NDG book review: “Traveling Without Moving” is a surprisingly quick read
![NDG book review: “Traveling Without Moving” is a surprisingly quick read NDG book review: “Traveling Without Moving” is a surprisingly quick read](https://northdallasgazette.com/wp-content/uploads/2024/06/Traveling-without-Moving.jpg)
By Terri Schlichenmeyer
One step forward, two steps back.
Here’s how it goes: Every time you think you’re making a little progress, something – or someone – pulls you back. You see a little light at the end of the tunnel, and it’s a pull. It feels like you can’t win, but what can you do? You can’t give up. As in the new book, Traveling without Moving by Taiyon J. Coleman, you just have to keep going.
Like most black children born after Martin Luther King’s assassination, Taiyon Coleman was “expected to be the fulfillment of… generations of struggle…” At age 8, she hoped she would make it as a writer (“I just knew I had a lot… to write”), but it didn’t work out: She ran out of patience and candy after her first attempt. Living on Chicago’s South Side, the second oldest of five children with a single mother, Coleman knew even then that writing would be a struggle, but she never gave up on that dream.

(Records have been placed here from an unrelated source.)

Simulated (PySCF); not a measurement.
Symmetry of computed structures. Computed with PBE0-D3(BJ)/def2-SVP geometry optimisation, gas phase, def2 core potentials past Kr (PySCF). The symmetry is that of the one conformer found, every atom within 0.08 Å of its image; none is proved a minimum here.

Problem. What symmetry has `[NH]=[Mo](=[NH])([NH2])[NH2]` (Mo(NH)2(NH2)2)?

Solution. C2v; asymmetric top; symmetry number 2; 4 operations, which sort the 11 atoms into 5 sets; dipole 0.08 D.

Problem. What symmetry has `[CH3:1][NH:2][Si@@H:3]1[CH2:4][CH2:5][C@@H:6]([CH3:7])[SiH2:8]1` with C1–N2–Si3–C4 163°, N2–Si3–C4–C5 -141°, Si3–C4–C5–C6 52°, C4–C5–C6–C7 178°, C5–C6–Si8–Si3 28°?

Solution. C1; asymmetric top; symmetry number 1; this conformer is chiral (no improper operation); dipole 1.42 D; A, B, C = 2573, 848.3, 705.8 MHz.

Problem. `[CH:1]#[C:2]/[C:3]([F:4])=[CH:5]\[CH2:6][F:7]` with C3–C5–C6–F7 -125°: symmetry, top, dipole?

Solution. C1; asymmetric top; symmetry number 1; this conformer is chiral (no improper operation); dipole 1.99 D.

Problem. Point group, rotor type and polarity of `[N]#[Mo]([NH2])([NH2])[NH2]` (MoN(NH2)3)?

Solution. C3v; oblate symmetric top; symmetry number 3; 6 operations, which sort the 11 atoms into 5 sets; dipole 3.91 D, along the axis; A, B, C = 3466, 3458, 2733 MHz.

When it came time to choose a graduate program, Coleman visited a college in Alabama and saw Confederate flags everywhere, marked on the map, the racism she endured in college in Minnesota, the unfortunate miscarriage caused by more racism, being the only black family on the block in her Minnesota neighborhood, being told that her use of black slang would prevent her from being published…
The last thing. Now you almost want to say “HA!”, don’t you think? And you will, for more than one reason, when you read “Traveling Without Moving.”
Because here’s the thing: Author Taiyon J. Coleman is funny, taking readers from the living room of her grandmother and Coleman’s spirited, foul-mouthed eight-year-old self; to a time when she’s a teacher, a writer, and a mother of three; and in between laughing at Rush Limbaugh. And yet the humor is just icing on the cake: The better parts of this collection of autobiographical essays are the razor-sharp commentary and observations of life as a working black American when white America wouldn’t give up on the 1930s. This is told with proudly displayed irony and sarcasm, which masks the anger a little and delights readers even in the most seething moments.
You’ll also particularly enjoy Coleman’s style: it’s colloquial with lots of asides, like you’re chatting with a friend – but it’s also very serious, and you’ll like that too. Traveling without Moving is a quick and engaging read.